Chapter 3: Finite Markov Decision Processes

Markov decision processes (MDP) are the classical formalization of sequential decision making, where actions influence beyond just immediate state and reward.

3.1 The Agent-Environment Interface

In an MDP, the learner/decision-maker is called the agent, while what it interacts with is called the environment.

The iterative interactions between the agent and environment produce a trajectory

S_{0},A_{0},R_{1},S_{1},A_{1},R_{2},\dots

where the reward resulting from taking the action $A_{0}$ in state $S_{0}$ is $R_{1}$ , which is denoted as such because $R_{1}$ is really received at time step $t=1$ .

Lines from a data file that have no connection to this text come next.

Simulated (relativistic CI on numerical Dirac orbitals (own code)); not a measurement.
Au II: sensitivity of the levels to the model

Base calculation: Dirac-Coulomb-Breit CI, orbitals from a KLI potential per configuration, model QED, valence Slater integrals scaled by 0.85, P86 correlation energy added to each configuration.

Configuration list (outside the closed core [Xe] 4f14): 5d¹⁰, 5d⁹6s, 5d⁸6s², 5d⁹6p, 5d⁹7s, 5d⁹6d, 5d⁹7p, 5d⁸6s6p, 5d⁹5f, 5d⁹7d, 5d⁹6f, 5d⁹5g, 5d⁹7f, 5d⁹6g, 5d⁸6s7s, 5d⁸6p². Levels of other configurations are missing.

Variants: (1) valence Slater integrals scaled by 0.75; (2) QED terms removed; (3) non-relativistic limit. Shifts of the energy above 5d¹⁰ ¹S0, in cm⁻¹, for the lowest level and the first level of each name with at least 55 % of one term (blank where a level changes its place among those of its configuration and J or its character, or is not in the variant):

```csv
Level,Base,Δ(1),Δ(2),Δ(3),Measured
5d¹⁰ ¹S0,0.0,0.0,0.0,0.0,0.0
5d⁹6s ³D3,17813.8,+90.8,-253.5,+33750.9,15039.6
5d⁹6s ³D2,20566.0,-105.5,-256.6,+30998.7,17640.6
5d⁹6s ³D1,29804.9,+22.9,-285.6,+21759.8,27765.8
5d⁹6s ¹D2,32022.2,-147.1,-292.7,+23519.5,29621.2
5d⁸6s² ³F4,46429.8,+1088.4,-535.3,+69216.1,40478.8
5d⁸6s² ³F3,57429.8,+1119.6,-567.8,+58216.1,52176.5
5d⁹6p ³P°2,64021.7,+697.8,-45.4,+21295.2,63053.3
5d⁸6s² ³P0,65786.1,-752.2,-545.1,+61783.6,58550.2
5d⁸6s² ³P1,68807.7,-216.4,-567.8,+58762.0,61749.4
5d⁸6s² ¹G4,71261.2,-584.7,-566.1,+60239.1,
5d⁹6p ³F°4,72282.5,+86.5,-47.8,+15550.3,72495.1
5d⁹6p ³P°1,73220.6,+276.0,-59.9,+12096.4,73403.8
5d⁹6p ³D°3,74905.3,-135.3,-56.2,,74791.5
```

In a finite MDP, the number of possible states, actions, and rewards is finite, and all associated probability distributions are thus discrete. In particular, $S_{t},A_{t},R_{t}$ are all random variables described by discrete distributions.

The function

p(s',r \mid s,a)=\text{Pr}\{ S_{t}=s',R_{t}=r \mid S_{t-1}=s,A_{t-1}=a \}

fully describes the dynamics of the MDP. In other words, the probability of $S_{t},R_{t}$ depend solely on the preceding state and action, $S_{t-1}$ and $A_{t-1}$ . Critically, they do not depend on earlier states and actions. This quality of the MDP is known as the Markov property.

Using the four-argument dynamics function, one may calculate several other important expressions. For instance, the state transition probability function,

p(s'\mid s,a)=\sum_{r\in \mathcal{R}}p(s',r \mid s,a)

the expected reward function,

r(s,a)=\sum_{r\in \mathcal{R}}r\sum_{s'\in \mathcal{S}}p(s',r \mid s,a)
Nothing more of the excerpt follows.